Deep Learning Experiment Builder

As a data scientist, you need to train thousands of models to identify the right combination of data in conjunction with hyperparameters to optimize the performance of your neural networks. You want to perform more experiments and faster. You want to train deeper neural networks and explore more complicated hyperparameter spaces. IBM Watson Machine Learning accelerates this iterative cycle by simplifying the process to train models in parallel with an auto-allocated GPU compute containers.

Attention: Support for Deep Learning as a Service and the Deep Learning Experiment Builder on Cloud Pak for Data as a Service is deprecated and will be discontinued on April 2, 2022. See Service plan changes and deprecations for details.

Deep Learning experiment overview

Required service Watson Machine Learning

Data format Textual: CSV files with labeled textual data
Image: Image files in a PKL file. For example, a model testing signatures uses images resized to 32×32 pixels and stored as numpy arrays in a pickled format.
Files are stored in IBM Cloud Object Storage

Data size Any size

Prerequisites for using deep learning experiments

To use the Deep Learning Experiment Builder, you must provision the following assets:

  • IBM Watson Machine Learning service instance
  • IBM Cloud Object Storage, with a bucket for both your training results and a training source

    You must create a separate bucket outside of the Watson Studio project so that it will not get deleted if or when the project is ever deleted. There are several ways that you can upload data to these buckets. For example, you can upload data via the IBM Cloud, use the AWS CLI, or an FTP tool.

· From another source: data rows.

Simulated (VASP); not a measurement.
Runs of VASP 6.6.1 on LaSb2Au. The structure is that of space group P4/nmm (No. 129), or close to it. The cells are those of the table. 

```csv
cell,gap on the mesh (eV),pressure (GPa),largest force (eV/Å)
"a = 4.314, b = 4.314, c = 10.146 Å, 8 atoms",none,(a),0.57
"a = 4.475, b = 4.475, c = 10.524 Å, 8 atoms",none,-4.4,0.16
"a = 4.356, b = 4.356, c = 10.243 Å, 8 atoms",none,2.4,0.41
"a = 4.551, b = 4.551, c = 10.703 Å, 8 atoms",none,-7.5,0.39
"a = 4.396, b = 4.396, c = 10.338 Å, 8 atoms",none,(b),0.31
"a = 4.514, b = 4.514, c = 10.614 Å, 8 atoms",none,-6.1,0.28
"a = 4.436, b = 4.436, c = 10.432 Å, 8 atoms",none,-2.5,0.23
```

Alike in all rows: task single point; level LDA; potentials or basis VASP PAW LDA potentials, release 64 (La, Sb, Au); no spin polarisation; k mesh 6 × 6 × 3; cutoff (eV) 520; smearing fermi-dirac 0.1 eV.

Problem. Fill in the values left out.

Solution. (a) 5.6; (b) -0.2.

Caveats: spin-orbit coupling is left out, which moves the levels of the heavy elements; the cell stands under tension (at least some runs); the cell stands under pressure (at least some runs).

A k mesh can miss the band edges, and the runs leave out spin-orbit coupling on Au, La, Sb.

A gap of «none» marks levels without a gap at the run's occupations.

  • a model definition (an internal training specification), which stores metadata about how a model needs to be trained. For more information, refer to Create a Model definition.

  • a Python execution script, which is used to deliver metrics to the training run

Review the Coding guidelines for deep learning programs to ensure that all scripts and manifest files comply with the requirements.

Creating a new experiment

  1. Open a project that has the required service instances set up. If the correct service instances are not yet attached to the project, you will be prompted to create new service instances as part of defining the experiment details.
  2. To create an experiment, click New asset > Experiment.

For more information on choosing the right tool for your data and use case, refer to Choosing a tool.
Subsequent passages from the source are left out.